Published on September 16th, 2013 | by Charu Suri3
The World’s Most Beautiful Candles are Crafted Near Ubud, Indonesia
For many people, a candle is a foregone conclusion: a sometimes slim tallow pillar that’s fragrant and beautiful. But artisanal candles are luxuries in a home; in most places around the world, electricity is so prevalent that you don’t need to light the wick to read a book or play board games. For that reason, candles don’t generally cross my mind as souvenirs. I tend to typically bring back wall art, mugs, tee shirts and uniquely local items like hand-woven tablecloths and blown glass. Aruba aloe? Check. Spices from Chimayo in New Mexico? A done deal.
But in a village on the outskirts of Ubud called Kengetan, there’s something of an artisanal candle revolution wrought by the vision of one family, and a team of 150 dedicated workers. Volcanica Candles, an Indonesian company, is doing extraordinary things and producing affordable candles that are quite simply little luxuries. A company that employs 150 people, Volcanica is a family business that is over 75 years old; one of their first businesses was selling wind chimes.

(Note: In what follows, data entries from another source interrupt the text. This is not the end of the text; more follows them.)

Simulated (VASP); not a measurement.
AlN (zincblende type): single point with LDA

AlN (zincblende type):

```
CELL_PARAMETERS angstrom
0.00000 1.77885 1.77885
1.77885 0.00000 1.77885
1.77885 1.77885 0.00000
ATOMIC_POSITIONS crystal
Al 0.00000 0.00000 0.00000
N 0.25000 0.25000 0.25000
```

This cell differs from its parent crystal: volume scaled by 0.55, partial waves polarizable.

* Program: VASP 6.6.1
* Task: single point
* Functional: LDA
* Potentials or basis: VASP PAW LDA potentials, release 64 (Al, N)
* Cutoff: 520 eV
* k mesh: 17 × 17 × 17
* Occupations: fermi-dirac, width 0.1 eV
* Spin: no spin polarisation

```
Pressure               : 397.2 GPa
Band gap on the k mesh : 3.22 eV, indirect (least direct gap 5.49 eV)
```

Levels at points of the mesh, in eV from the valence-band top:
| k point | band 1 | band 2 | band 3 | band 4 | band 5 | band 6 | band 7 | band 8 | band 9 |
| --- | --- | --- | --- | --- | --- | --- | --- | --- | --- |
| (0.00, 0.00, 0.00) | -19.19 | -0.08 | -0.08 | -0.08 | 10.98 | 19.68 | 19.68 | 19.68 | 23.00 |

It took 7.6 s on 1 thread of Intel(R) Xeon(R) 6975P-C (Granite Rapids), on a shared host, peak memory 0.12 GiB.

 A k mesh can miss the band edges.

To say that each candle is a work of art would be an understatement. S. Sarna, the present owner says that the mold of each candle is unique, and inspired by designs from both Indonesia and India.
“When it comes to developing a design for which we make a mold, we solicit the opinions of people we trust,” says CEO Sarna. “Our inner circle includes many of our employees who have been with us a long time, the artisans themselves, our sales team, friends, family – after all this is a family business – and of course, preferred retailers. We also test newer designs at trade show to gauge the response from buyers.”
The Botanic Pearl (#9676) is wedding-like, with flower motifs everywhere
The Profound Creme Vase candle (#9731) is my personal favorite, and reminds me of a swirl-patterned sari my mother used to wear
The Trance Pearl candle (#9641) is another design that reminds me of Indian saris
The molds are a far cry from anything plain vanilla. On first glance I thought of Benares saris and beautiful temple doors. A candle takes around 40 hours to make, and everything is hand crafted to the extreme, from etching and carving pouring liquid wax into the mold, waiting for it to dry, drilling holes for wicks, and chiseling and hand carving each candle by hand using various carving tools. Finally, the candles are adorned with pearls, tassels and spray painted to become works of art that Keats would have said is a true “thing of beauty…a joy forever.” The final step is buffing all the imperfections out of the candle.
As with many beautiful products, the color and pigments are very important. Sarna is very particular about the beauty of the finished product. “We go through a process of trial and error until we get the color just right,” he adds. The candles use a proprietary blend for the wax to ensure a clean, smoke-free burn. Sarna says they use a special blend of bee and palm wax which is eco-friendly. “It took a lot of experimentation until we got to just the right formula,” he continues, but the result is not only museum-like candles, but a responsible burn too.
It’s hard to imagine lighting these candles but that’s the idea! The plan for Volcanica Candles is to expand to the U.S., and they currently sell in the Pacific Northwest and are in the process of securing additional gift stores to carry our line in the New York area. Tastemaker sites like One Kings Lane have been very supportive of their brand.
The Dendritic Vase (#9682) is perhaps the most opulent of all
The Sterling Large Pillar is all roses and bling (#9510)
It’s hard to pick a favorite candle child from the large roster of pearlized gems, but their best sellers are the more intricately carved candles which truly represent the tradition of Balinese wood carving.In a country where designs are plentiful, Volcanica was the first to translate these beautiful designs to candles. The company’s Flora (white rose) and Dendritic (gold botanical) collections are particularly popular but it’s hard to go wrong with 221 styles in everything from tapers and pillars to spheres and squares—truly something for everyone.
With affordable price points (an average pillar will set you back around $40), it’s not impossible to do the impossible –light the wick. Watch the candle burn and curl up with a good travel book and come up with a dream plan to visit Ubud in person.